America is now so accustomed to outbursts of boredom or rage or whatever it is that drives someone to kill children that there’s a whole market opening up in bulletproof bookcases and other furniture innovations that can be used as barricades. But violence is also erupting elsewhere, and although guns are predominantly the weapon of choice, they’re not the only one.

The last month is littered with examples. Last week, in an affluent part of Illinois, a 14 year-old girl stabbed her 11-year-old sister 40 times, because she didn’t feel the young sibling was showing enough appreciation for what she was doing to keep the house running.  Kathleen Heide, a criminology professor from the University of South Florida, tried to help a nation fathom what would prompt such an act. “Multiple stab wounds can indicate rage as well as dissociation,” she said. Buried within the story was a line that authorities are investigating the girls’ single mother for neglect of her children.

A couple of weeks ago in Florida, a 71-year-old retired police captain fatally shot a theatre-goer who irritated him by sending text messages on his phone during the previews, and ignored his escalating requests to desist. What provoked him is clear. Less so, how it is that an apparently civilized, intelligent man formerly responsible for upholding law and order as a cop was unable to control and appropriately channel his anger.

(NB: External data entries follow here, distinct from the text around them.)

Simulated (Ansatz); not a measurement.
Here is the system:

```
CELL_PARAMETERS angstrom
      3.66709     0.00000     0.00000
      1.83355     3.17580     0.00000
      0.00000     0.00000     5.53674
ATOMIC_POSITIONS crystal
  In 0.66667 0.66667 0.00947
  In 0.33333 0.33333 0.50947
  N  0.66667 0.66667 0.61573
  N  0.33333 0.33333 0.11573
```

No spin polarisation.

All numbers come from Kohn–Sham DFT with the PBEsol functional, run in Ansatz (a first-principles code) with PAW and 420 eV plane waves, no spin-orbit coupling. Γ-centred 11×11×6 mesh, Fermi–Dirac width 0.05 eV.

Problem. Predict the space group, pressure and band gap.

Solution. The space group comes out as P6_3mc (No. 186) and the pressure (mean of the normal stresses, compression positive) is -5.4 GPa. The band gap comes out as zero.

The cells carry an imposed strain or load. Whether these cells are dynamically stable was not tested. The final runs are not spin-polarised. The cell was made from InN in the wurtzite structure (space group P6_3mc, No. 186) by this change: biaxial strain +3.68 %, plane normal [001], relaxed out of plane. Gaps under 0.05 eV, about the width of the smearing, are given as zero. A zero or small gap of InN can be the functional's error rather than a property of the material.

In Australia, most of us are dumbfounded that President Obama’s attempts at very liberal gun control measures repeatedly fail in the wake of such incidents. John Howard’s decisive action following the Port Arthur massacre and the statistics since prove a direct relationship between the accessibility of firearms and acts of violence. In an absurdly funny segment, The Daily Show’s John Oliver investigated this in the context of why the US wouldn’t follow an example of country that took action on gun control and reaped the benefits.

But even if America ever manages to overcome the widespread fears of tyranny and police states and sentiments like the NRA’s “The only way to stop a bad guy with a gun is with a good guy with a gun”, understanding and tackling the deep-seated issues that provoke people to be violent is a problem shared by all countries, including Australia, where fists and knives are equally lethal.

Last weekend, a gunman shot dead two people before turning the gun on himself in a busy shopping mall in Maryland in the United States. At this stage, his motive – the key question everybody needs an answer to – remains unknown.

A mall employee, present during the shootings spoke a candid, horrifying truth. "This country needs a lot of help,” she told reporters tearily. “When somebody is that angry to go to a mall on a Saturday morning and shoot people, we're in a lot of trouble. To push people to those limits where things like that happen makes no sense."

Controlling weapons is a good start to reducing deaths. But as a society, we also need to examine– beyond blaming alcohol and drugs and accessibly to weapons – what is driving people to hurt others in such senseless acts of violence.  






Sunday 28 April 2013

Boston marathon bombing response


  
"CAPTURED!!!" Boston's finest after securing the city
When I’d hear emergency services personnel responding to questions after doing heroic acts in the line of duty saying things like, “I was just doing my job” or “Any other officer in my position would have done the same”, I’d feel a bit frustrated. Why always the same trite and deferential sound bites? Why can’t they bask in the glory a little?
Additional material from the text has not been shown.